Originally posted on Erika Osváth’s blog, and re-posted here with her permission, this article explores free reading materials and activities for children.
By Erika Osváth.
It all started with my obsession of Oxfam second-hand bookshops, especially the one in Oxford, where I’ve been twice – I mean both to Oxford and to this bookshop – and both ventures had brought some great successes.
My first noteworthy acquisition was the book called Hey World, Here I Am! by Jean Little, OUP and this wonderful collection of poems has been a big hit with my (pre)-teen classes ever since. See here an example lesson plan I wrote around one of the poems.
This summer’s visit to the same bookshop led to further accomplishments. Books that may very well be in the “nothing special” or “so, what” category for my native-speaker colleagues, especially for those, who have kids, but new and exciting to me and my kids. These are books from the Oxford Reading Tree Series, stories that have everything a good story needs for this age-group, ie 4-10, offering:
- value for the kids, they can relate to the content easily
- opportunities to interact with the story-line, the characters
- repetition of some useful chunks
- authentic language
- visual support, enough to be able to work out meaning from visuals
- avoidance of story-line led purely by language – ie built around certain grammatical structures or vocabulary
- somewhat graded language for them to be able to analyse language and work out the meaning of some of the sentences, chunks or words
- freedom to read and listen at the same time, doing this as many times they want (they control the pace of listening too)
- plenty of opportunity to notice pronunciation features
- great stories to read in general
and soooo really help kids in the process of appreciating reading in English, with this providing excellent opportunities for natural language acquisition.
Anyway, further proof for how great these stories are is the reaction of my kids, who keep reading the printed ones I had bought in Oxford again and again,
- first just by going through the pictures and telling me all about it, how funny it was and some of the characters they thought could be drawn with a bit more care.
- Then next day they picked them up again, read them silently on their own, looking at the pages more carefully, possibly trying to make sense of the sentences together with the pictures.

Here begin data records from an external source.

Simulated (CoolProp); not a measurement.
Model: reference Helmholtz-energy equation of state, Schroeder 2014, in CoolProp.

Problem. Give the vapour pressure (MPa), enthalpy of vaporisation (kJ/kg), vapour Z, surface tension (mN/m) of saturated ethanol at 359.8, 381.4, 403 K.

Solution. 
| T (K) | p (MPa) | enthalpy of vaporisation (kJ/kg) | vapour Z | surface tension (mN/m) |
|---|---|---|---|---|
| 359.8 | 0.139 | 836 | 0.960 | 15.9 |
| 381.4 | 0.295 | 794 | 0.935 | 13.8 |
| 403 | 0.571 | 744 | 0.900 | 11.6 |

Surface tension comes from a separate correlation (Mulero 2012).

- And then for the third time, they asked me if I wanted to listen to them read out-loud. Now that made me a proud parent-teacher.
Seeing their enthusiasm I went onto the website recommended at the end of these books to find an amazing collection of free eBooks for different age-groups. Oh my oh my! Not only there were zillions of great stories, but they also had interactive activities that accompanied them. True, with some of these I did need to turn into a teacher-mummy, but the thing is that they would not come off it. They just read and listened story after story and did the games, which they found a lot of fun.
So here’s how you can access them easily:
I really wish these books were explicitly made available for EFL teachers and learners too and we could make full use of them, not only if someone happens to stumble upon them.
Anyhow, I did become extremely excited about it and decided to share it with you. There are so many things you can do with these free eBooks in the primary EFL classroom! I should certainly do a workshop on it soon, though I’m pretty sure you would have loads of ideas too. Have fun using them!